6.      Reusable wipes can help save you even more money, you can make your own using towels/face cloths and hemming around the edges to prevent fraying. Tupperware boxes make great containers to keep your wipe solution in.

7.      You can make your own fleece liners by cutting a washed fleece blanket. Use a liner/insert as a guide.

8.      To wash efficiently always wash a full load of nappies at a time, (this will vary depending on the size of your wash drum, but around 12-15 nappies is sufficient)

9.      If you do not have enough nappies to wash a full load you can always pop some towels in.

10.   Nothing beats the sun and wind to dry your nappies, Where possible dry your nappies on the line.

11.   If drying outside is not possible, then you can use a clothes airier or a radiator airier to dry them inside, ensuring there is enough ventilation in the room you choose to dry them in.

12.   Pretty prints might be lovely but you don’t often see them. Focus on function not form.

 

 

4 Comments

  1. 11th January 2017 / 5:59 pm

    Wish we had been able to use cloth nappies when our daughter was small – we lived with my MIL at the time and she wouldn’t let us wash them in the washing machine!

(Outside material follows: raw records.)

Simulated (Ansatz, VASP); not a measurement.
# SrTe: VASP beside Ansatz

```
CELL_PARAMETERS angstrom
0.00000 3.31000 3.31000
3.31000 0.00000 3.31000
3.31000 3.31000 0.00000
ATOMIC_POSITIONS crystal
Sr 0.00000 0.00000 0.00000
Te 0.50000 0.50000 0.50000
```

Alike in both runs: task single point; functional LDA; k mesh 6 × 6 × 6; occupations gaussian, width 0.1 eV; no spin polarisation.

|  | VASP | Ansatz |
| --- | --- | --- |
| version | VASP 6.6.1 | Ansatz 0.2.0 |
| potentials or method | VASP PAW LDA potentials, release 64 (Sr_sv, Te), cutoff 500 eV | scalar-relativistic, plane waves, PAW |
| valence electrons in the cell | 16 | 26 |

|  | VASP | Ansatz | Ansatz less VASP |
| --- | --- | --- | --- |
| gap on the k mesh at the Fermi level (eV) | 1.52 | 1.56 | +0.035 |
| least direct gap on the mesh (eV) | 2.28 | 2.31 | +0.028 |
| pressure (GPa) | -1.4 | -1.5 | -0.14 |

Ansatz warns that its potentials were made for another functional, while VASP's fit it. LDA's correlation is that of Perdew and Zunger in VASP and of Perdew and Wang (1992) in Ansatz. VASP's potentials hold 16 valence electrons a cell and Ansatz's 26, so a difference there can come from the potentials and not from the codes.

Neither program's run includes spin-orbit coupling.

  2. 11th January 2017 / 6:14 pm

    I wish I had tried cloth nappies with my daughter . There isn’t a lot of suppport by me for this . A cloth nappy library would be awesome

  3. 11th January 2017 / 7:26 pm

    Some fab tips here! I have been using cloth nappies with my daughter since she was 4 months! Hoping to save them and use with any future children (i am a fan of custom made pretties!) I got lots of my nappies from pre-loved facebook pages!

  4. 5th April 2017 / 6:49 pm

    I found a cloth nappy starter kit at my local NCT Nearly-New sale when I was pregnant with my first child. The nappies are still going strong with our second daughter, good old-fashioned Terry nappies. We use Nappy Nippas (available on Amazon and eBay) instead of safety pins. They are much easier. I am also a fan of Tots Bots, mostly sourced secondhand online.